7. Manually Creating a Cluster Properties File

Use the following instructions to manually configure the cluster properties file for deploying HDP from the command-line interface or in a script.

  1. Create a file for the cluster properties, or use the sample clusterproperties.txt file extracted from the HDP Installation zip file. You'll pass the name of the cluster properties file to the msiexec call when you install HDP. The following examples use the file name clusterproperties.txt.

  2. Add the properties to the clusterproperties.txt file as described in the table below. As you add properties, keep in mind the following:

    • All properties in the cluster properties file must be separated by a newline character.

    • Directory paths cannot contain white space characters. (For example, c:\Program Files\Hadoop is an invalid directory path for HDP.)

    • Use Fully Qualified Domain Names (FQDN) to specify the network host name for each cluster host.

      The FQDN is a DNS name that uniquely identifies the computer on the network. By default, it is a concatenation of the host name, the primary DNS suffix, and a period.

    • When specifying the host lists in the cluster properties file, if the hosts are multi-homed or have multiple NIC cards, make sure that each name or IP address is the preferred name or IP address by which the hosts can communicate among themselves. In other words, these should be the addresses used internal to the cluster, not those used for addressing cluster nodes from outside the cluster.

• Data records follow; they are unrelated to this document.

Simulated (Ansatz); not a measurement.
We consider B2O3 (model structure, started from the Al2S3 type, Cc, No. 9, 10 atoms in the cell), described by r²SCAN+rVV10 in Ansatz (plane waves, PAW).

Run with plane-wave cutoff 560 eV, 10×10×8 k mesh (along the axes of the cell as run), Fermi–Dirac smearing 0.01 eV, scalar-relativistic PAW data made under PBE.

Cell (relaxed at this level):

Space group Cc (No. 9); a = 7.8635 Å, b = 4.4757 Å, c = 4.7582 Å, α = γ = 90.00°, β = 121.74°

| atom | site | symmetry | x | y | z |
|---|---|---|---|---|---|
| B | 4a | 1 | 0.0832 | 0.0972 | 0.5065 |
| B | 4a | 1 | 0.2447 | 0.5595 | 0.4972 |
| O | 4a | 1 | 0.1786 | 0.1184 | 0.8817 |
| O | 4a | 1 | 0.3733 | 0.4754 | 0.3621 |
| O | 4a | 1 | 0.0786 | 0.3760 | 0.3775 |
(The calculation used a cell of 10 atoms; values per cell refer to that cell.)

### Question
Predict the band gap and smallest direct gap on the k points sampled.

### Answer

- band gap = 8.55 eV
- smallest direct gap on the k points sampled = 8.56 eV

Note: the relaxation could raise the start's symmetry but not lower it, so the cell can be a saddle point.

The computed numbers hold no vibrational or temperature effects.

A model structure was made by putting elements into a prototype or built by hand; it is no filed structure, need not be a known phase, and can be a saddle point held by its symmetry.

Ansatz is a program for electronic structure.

    • To Enable NameNode HA, you must include the HA properties and exclude the SECONDARY_NAMENODE_HOST definition.

 

Table 2.11. Configuration Values for Deploying HDP

Configuration Property Name

Description

Example Value

Mandatory/Optional

HDP_LOG_DIR

HDP's operational logs are written to this directory on each cluster host. Ensure that you have sufficient disk space for storing these log files.

d:\hadoop\logs

Mandatory

HDP_DATA_DIR

HDP data will be stored in this directory on each cluster node. You can add multiple comma-separated data locations for multiple data directories.

d:\hdp\data

Mandatory

HDFS_NAMENODE_ DATA_DIR

Determines where on the local file system the HDFS name node should store the name table (fsimage). You can add multiple comma-separated data locations for multiple data directories.

d:\hadoop\data\hdfs\nn,c:\hdpdata,d:\hdpdatann

Mandatory

HDFS_DATANODE_ DATA_DIR

Determines where on the local file system an HDFS data node should store its blocks. You can add multiple comma-separated data locations for multiple data directories.

d:\hadoop\data\hdfs\dn,c:\hdpdata,d:\hdpdatadn

Mandatory

NAMENODE_HOST

The FQDN for the cluster node that will run the NameNode master service.

NAMENODE-MASTER.acme.com

Mandatory

SECONDARY_NAMENODE_ HOST

The FQDN for the cluster node that will run the Secondary NameNode master service.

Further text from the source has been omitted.